The first time I witnessed traditional Japanese music in the flesh was in a pyramid-shaped shopping mall in Aomori when I was sixteen. It was during a two-week long trip with my grandparents through Northern Japan, the first trip where it was just the three of us.
In this strange mall/visitor’s center that we stopped by, I found a bespectacled man in his fifties, his hair in grey spikes, sitting on a folding chair in front of a row of red, glowing goldfish lanterns, with a shamisen on his lap. Within a minute he shut his eyes and tucked in his lips, and began to play.
I joined the small crowd sitting in front of him, soon to become transfixed. I completely forgot about my grandparents, whom I had abandoned at that point, and gaped at the storm of sounds that he plucked, snapped, and strummed out of this one instrument. My amazement may be comparable to what people felt when Technicolor first came out. And so this random old man made me fall in love with the Tsugaru shamisen.
Generically speaking, the shamisen is one of the better known Japanese traditional instruments, aside from the koto or the shakuhachi. People often see it played in some sort of ensemble with the koto, shakuhachi, and maybe a taiko drum or two. You
sometimes have a group of shamisen players with drummers and flutists, who perform nagauta, a style of music, often accompanying narration, that originated with kabuki theater.
But it is more often than not played solo–even here you find a lot of variation.
A little about the shamisen family in Japan—the mainland shamisen has an uncle in Okinawa, called a sanshin (三線). It has a smaller, rounded body and slender neck, characterized by it’s warm, twangy sound. Think “tropical banjo.”

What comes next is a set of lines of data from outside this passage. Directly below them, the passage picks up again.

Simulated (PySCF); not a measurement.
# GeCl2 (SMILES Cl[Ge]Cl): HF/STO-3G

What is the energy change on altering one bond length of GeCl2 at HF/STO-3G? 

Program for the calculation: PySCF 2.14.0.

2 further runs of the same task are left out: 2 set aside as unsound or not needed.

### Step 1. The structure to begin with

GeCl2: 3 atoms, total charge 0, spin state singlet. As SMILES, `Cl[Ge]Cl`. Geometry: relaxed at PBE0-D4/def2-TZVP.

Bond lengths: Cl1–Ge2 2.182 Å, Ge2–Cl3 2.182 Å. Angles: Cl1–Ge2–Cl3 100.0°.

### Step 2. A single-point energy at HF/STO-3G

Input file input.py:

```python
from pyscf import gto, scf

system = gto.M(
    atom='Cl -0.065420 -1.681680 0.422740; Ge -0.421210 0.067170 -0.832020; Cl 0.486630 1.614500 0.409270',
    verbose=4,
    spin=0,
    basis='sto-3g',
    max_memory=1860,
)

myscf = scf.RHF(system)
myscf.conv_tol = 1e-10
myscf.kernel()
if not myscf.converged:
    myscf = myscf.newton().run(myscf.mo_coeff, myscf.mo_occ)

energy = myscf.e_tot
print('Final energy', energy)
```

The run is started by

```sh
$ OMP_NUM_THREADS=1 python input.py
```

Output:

The sanshin has a number of nephews on the mainland. One oddball, which originates in Kyushu in southern Japan, is called the gottan—it’s basically a naked shamisen, consisting only of wood and the usual three strings.
The rest of the mainland shamisen are pretty similar, all having a square face and longer neck, played with a fan-shaped pick, or bachi. The relative thickness of the neck varies between thick, narrow, and in-between, depending on which type of music you are playing.
The Tsugaru shamisen, named after its home of Tsugaru (present-day Aomori), is one of these thicker versions. The sound is earthy and sinewy, unlike the more liquid, ethereal tones of its shamisen siblings.
It sounds as if someone decided to twist air molecules into strings and pound on them with a paddle. It’s reminiscent of moist dirt, dusty sunshine, grassy fields, and the midday ocean all at once, to the point that I can feel the scene like a film on my skin.
This earthiness/physicality also bleeds into the style. In a word, it’s violent—not what you generally expect with Japanese traditional music. When I watched this guy in Aomori play, I couldn’t close my eyes and relax for fear that at some point he would break all three strings or punch a hole in the shamisen (and I didn’t want to miss that moment).
While the left hand skates, leaps, and tap dances along the bridge, the right hand dexterously plucks and slaps both the strings and the surface of the shamisen with the bachi. Yet some of them do it with such force that you wonder if they have a score to settle with the shamisen. It’s as much a performative art as it is a listening art.
I may also like the Tsugaru style, because it’s a lot like jazz. It sounds nothing like jazz—but it’s also a product of improvisation within a set of conventions. The players have no sheet music, but riff off these conventions to make the piece their own. Thus the same “song” will follow the same procedures, the same start and finish, but allows a very flexible middle section, where the players have free rein to do whatever they want as long as they want. It thus changes from person to person, like oral tradition, in the process accruing a human quality itself.